One central mission of our school is to instill in every student a sense of “international mindedness”. There are many definitions of this term but for the purpose of this introduction, let me summarize it as the ability to see oneself as a responsible member of a global community. This mindset means that my neighbor is not only someone who lives next door, my neighbor is also someone who lives on the next continent, likely speaks another language, and leads a life that is vastly different from mine.
We can understand how a student might initially find geographic distances – and even cultural differences – as the basis for an “out of sight, out of mind” point of view. However, an international minded approach suggests the opposite is true. This broader perspective brings those who are different from us into focus and offers us a richer view of life, much like how the nearsighted can better experience the world – close up and at a distance – after putting on glasses.
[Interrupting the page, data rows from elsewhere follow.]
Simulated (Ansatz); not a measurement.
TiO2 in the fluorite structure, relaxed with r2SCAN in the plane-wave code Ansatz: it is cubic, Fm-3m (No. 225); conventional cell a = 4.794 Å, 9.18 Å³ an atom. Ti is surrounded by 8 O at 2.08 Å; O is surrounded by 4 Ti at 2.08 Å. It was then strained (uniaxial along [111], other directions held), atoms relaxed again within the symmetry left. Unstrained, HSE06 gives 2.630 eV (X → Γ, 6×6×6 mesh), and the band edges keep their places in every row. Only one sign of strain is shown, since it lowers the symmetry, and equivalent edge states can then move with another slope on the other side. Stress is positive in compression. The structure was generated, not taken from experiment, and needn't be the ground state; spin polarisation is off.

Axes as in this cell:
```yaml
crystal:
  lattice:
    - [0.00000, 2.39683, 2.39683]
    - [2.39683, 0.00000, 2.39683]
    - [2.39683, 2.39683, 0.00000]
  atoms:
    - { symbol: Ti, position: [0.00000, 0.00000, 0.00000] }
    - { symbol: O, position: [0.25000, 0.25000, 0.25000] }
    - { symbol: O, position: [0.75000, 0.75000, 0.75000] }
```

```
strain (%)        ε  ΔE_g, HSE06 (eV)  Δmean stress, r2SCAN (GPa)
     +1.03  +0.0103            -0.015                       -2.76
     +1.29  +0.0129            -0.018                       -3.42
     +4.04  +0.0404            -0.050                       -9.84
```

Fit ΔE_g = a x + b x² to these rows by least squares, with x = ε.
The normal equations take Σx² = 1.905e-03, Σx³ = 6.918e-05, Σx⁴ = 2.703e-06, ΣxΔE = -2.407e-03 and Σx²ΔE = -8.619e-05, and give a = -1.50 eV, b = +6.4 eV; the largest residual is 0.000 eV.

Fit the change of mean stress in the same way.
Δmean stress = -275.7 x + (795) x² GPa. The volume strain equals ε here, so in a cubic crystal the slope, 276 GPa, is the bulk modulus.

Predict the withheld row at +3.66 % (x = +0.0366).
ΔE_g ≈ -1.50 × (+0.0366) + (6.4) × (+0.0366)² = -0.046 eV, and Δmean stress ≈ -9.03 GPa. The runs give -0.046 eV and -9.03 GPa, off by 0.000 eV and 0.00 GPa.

This subject has been at the forefront of my mind given the recent refugee crisis in Europe. Many have suggested that not since World War II has our region experienced a humanitarian challenge of such magnitude. I won’t argue what must be done to alleviate the suffering that exists. I will however, suggest that as an internationally minded citizen, I must not see this issue as “someone else’s problem” – this is mine as well. And in some capacity, I am compelled to act on behalf of my neighbor.
In many ways this concept is easier to teach children than adults, especially within a school like ours where 60 nationalities and dozens languages are represented. My children are both playing on FIS sport teams this season and it comes naturally for them to support and rely upon their teammates to achieve a common goal. If someone falls to the ground, they don’t think about that person’s background before helping him or her back to their feet. These gestures of passing a ball and extending a hand are free from cultural and language barriers, and happen reflexively as a natural response.
Our purpose as an internationally minded school is to deliberately instill the same reflexive action from the sports arena to the academic and interpersonal arena, and on to a global scale. We want our students to wear prescriptive world lenses that continually allow them to see their interconnectedness with others and with the issues that our planet faces. It is our obligation to see that children grow into adults who heed the call for action.
Of course, like so many other education initiatives, this responsibility must be shared between home and school. As parents, it is worthwhile to ask ourselves how often we extend dinner table conversations beyond subjects concerning only our own family and school. Do we model a mindset that pushes our perspectives beyond the familiar and embraces the concept of a larger “we”? Do we extend what we talk and care about to the borders of our own country and then on to our larger community of “neighbors”? As a father, this is an area that I want to develop in my own home. And as an educator, this is an issue that I will continue to foster within our school community.